But the suit alleges that the Alliance failed to repay that loan in addition to a $25,000 advance made in February 2024.
Separately, the Regional Alliance continued receiving payments from groups it had contracts with: the Port Authority of New York and New Jersey, the construction firm AECOM Tishman, and Vantage Airport Group, which is building the new JFK Airport Terminal 6. But the suit alleges that those contractors began paying the Regional Alliance directly between 2023 and 2024 — a change from their longstanding practice of sending checks to the Fund.
The Port Authority, for example, paid the Regional Alliance as much as $620,000 a year to train MWBE firms on applying for contracts, the suit says. After the Fund stopped receiving payments from the Port Authority contracts, it asked the transportation agency for an explanation — but a Port Authority employee responded that “she had been instructed not to communicate with the Fund,” the suit alleges. The Fund claims that Rodriguez had directed the Port Authority not to speak with them.

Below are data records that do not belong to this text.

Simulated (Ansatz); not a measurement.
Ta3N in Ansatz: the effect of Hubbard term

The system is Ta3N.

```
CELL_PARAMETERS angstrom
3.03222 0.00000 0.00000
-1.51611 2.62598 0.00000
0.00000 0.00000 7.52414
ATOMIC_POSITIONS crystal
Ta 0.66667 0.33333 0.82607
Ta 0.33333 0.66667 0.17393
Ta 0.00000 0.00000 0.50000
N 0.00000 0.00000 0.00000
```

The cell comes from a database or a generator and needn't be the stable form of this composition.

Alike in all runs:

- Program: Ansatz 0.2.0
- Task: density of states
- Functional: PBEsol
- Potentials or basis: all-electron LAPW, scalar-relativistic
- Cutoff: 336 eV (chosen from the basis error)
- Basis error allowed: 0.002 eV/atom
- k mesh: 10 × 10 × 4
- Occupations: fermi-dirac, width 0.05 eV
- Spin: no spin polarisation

The suit alleges that those contract payments went to a bank account that Rodriguez “secretly established” for the Regional Alliance. In all, the suit alleges that the Fund is still missing $393,038 from the Port Authority, $54,711 from AECOM Tishman and $15,450 from Vantage, on top of the loans it says were never repaid.
Stone, the Regional Alliance spokesman, acknowledged that the group still owes the Fund money but disputed that the amount is related to contract revenues. Instead, he said, the debt stemmed from the fees the Fund charged to act as the Regional Alliance’s sponsor, which included a 32% fringe markup on payroll.
He added that Rodriguez lacked the authority to instruct private companies not to speak with the Fund. Stone said Rodriguez worked under the guidance of the Regional Alliance’s board, which includes representatives from the Port Authority and other state agencies and private contractors.
The Fund finally terminated its sponsorship with the Regional Alliance in June 2024, as a result of what it called a “theft of Fund resources.” Stone said that the Fund refused the Alliance’s request for a separation agreement at terms it could afford.
Now independent from the Fund, the Regional Alliance managed to restore its employee salaries in November 2024 and get back to a revenue surplus, Stone said.